# Kinzo bench grinder 8E405 : worth keeping or selling?



## Homerjh (8 Jan 2015)

Hi all, i have acquired (well its been on the parents shelf for a LONG time) a Kinzo 8e405 bench grider. It used to belong to a long gone Uncle.

Condition wise it looks to be really good for its age, and i fired it up and it works well spins up to speed (more on this later!) and has 2 wheels (dont know what grade they are), protection perspex all present and all as you would buy it from the shop.

I opened the bottom and hat i thought was a motor appears to be possibly a huge capacitor? i dont know the internals of what to expect.

Although when i turn it off, the wheels still spin for a substantial amount of time, so either the capacitor is still feeding something, or the bearings are in good condition to allow the free spinning, again i don't know if this is commonplace or if it was made before any safeguards were introduced.

I dont have a lathe, but it may be useful for other jobs (dont know what yet!) and just wondering if it was worth keeping (ie if it as of a higher quality than ones nowadays that are lower end) or if just to sell it on and use the money elsewhere.
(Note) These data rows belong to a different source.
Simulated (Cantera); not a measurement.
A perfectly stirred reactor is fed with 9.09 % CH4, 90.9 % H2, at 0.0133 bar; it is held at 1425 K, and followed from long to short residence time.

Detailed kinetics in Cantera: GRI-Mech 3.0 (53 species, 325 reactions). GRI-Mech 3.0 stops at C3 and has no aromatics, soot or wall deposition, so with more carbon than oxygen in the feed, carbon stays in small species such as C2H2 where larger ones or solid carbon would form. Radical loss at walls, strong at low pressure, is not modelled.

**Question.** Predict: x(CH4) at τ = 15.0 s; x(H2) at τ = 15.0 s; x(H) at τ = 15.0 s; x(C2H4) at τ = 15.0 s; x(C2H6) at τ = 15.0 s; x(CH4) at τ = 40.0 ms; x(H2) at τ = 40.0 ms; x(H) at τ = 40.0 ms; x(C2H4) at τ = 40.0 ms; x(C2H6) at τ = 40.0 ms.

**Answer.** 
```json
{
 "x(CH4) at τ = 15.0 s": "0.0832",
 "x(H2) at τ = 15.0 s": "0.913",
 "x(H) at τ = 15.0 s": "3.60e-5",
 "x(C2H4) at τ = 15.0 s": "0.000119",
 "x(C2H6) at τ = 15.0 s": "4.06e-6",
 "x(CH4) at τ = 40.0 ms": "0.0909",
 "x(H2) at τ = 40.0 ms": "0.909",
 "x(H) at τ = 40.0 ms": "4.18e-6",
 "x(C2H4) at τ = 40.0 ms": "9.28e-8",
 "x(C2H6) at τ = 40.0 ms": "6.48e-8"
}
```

It would be useful to have a NVR on it, but i am planning to fit one to a plug in the workshop so i can share it with other tools when needed.

thanks


----------



## blackrodd (8 Jan 2015)

Never heard of them myself, I just googled Kinzo and there's one for sale on Gumtree for £50.00, So I would say thank you very much, to Uncle.
Looks like it's an older type so it probably will run on for some time, as they used to.
If you intend to do wood work or any DIY, then it's probably worth hanging on to, as you may well spend £60,£70, or more to replace it and find the new one is not a lot better.
I suggest you have a look on Axminsters site and look up grinding wheel dresser. 
It will make the wheels cut cleaner and help stop burning any tools that need to be well sharpened.
HTH Regards Rodders


----------



## wizard (8 Jan 2015)

It should run on a long time leave the switch as it is and keep it


----------



## Homerjh (8 Jan 2015)

Thanks, will keep it


----------